Sunday, December 12, 2021

Sharon Elphick: Into the Neo-Pop 1980s and Beyond


Sharon Elphick, Bauhaus Bouquet. She  added flowers and trees to her well-known urban landscapes and graffiti art, and that's when I discovered her. She is a commercially successful artist. Google Sharon Elphick artist/images for dozens of her art works and products for sale. 

Spot the Difference. Gilcee print. @ art.com for
wonderful wall art, prints, posters, paintings
.
Popular ceramic items for sale

Sharon Elphick was born in the same era as my daughters, the mid-
1960s, and they came of age in the same decade, the 1980s.

I wasn't really into the music and cultural trends of that time and found hip hop and electronic pop music beyond my understanding. Yep, my kids thought I was out of it. I knew they felt the same way about my music as I did about theirs. But hey, let's move on from Elvis Pressley and the Everly Brothers, because I have recently discovered some fabulous women artists who were greatly influenced by the 1980s and whose art I now find fascinating.
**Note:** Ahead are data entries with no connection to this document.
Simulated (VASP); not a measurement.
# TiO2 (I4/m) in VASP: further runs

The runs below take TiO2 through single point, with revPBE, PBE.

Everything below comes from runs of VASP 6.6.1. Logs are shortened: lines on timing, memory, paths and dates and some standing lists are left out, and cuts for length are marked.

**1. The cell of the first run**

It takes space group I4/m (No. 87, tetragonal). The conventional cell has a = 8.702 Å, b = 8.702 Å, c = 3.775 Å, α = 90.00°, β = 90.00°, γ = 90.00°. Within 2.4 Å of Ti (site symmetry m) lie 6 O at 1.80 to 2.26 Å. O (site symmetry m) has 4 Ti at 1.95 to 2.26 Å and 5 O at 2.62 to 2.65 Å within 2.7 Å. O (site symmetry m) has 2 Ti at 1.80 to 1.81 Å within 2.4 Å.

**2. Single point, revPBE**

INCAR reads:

 Sharon Elphick is among them. Art historians note that during the 80s "influential art movements included Neo Geo, the Pictures Generation, and Neo-Expressionism." I admit these movements slid by me. I perked up a bit with the street art and graffiti movements, but it took a while to educate myself to these art forms. I'm still learning. It's enlightening, and fun.

 
There's not much biographical information about Sharon Elphick. She was born in the north of England and began her career as a textile artist. A few years after receiving an art degree in printed textiles, she moved from the more rural regions of the UK to London.

Elphick, Architectural landscapes in signature grids

Graffiti.


She ran smack into the 1980s and absorbed it all. She was fascinated by the urban landscape, especially the high-rise architecture, and also the grafitti art of the time. They inspired a burst of creativity that made Elphick a popular and highly respected artist from the mid-1980s and 1990s to the present.

Her love of pattern and texture, her use of geographic forms, grids and close spaces, spoke to the modernism of her generation. Neo Geo. This is the art for which Elphick became widely known and also commercially successful. As an article in the UK's Metro Times in 2008 noted: "Sharon Elphick is best known for her inventive patterns built up from fragments of the urban landscape. High-rise flats are transformed into wallpaper, and aerosol spots and architectural angles rearranged into brightly coloured abstract grids reminiscent of the paintings of the futurists and vorticists* of the early 20th century."
I like her modern art, but it wasn't what drew me into learning more about her. I saw photos of her flowers, trees and print and textile mosaics of the changing seasons on Christa Zaat's online Female Artists in History. To some of her fans at the time it might have seemed like a drastic move away from her popular style to a more traditional and floral style.

Now that I've seen more images of her work I can see that it's all distinctively Sharon Elphick. Her inspiration and content may have shifted a bit, but she didn't abandon the signature style that made her art loved and sold, in all its variety. She saw patterns, architectural shapes, and geographic forms in nature too, styling them into contemporary structures and grids that balance the more traditional. In the process, she created some wonderful and eye-catching pop art urban gardens for us. How delightful is that?

Now that I know about Elphick's art, I am seeing it everywhere. On mugs and plates, on posters, on Art.net, Pinterest, Epsy and other online art-for-sale sites. 

No wonder Elton John bought a copy of every editioned print after her work was featured in London's Times newspaper in 2008. I think I may even have caught a glimpse of some pieces when Linda Furney and I were at the Frieda Kahlo exhibit at the Victoria and Albert Museum a few years ago. I aim to go back and take another look.

Meanwhile, I am suggesting Sharon Elphick's art to my niece Ali, a nurse who's started her own interior design consulting business because she loves it. Her clients are eclectic, she says, so who knows but one of them might find Elphick as enchanting as Elton John did. Wallpaper, maybe, or a Gilcee print, a poster or a landscape painting. It's a whole new wonderful world.

New collages by Sharon Elphick weblog

Sources:
Elphick's gallery and shop,
  160 Columbia Rd, London,
for next time I'm there.



*  https://metro.co.uk/2008/08/13/sharon-elphicks-fleur-shows-consistency-in-change-378544/


* Had to look this up. The vorticists were a British avant-garde group formed in London in 1914 with the aim of creating art that expressed the dynamism of the modern world, kind of like the machines in the garden. Ezra Pound's wife was among them. See https://www.theguardian.com/artanddesign/2011/may/28/vorticists-tate-britain-exhibition-review..  Here are a few examples.
.

Dorothy Shakespear, Composition in Blue and Black, 1914-15.
She was Ezra Pound's wife. Amazing, isn't it?


                 
                                      Edward Wadsworth. I like the rose color background..
See also a good article in wikipedia: https://en.wikipedia.org/wiki/Vorticism.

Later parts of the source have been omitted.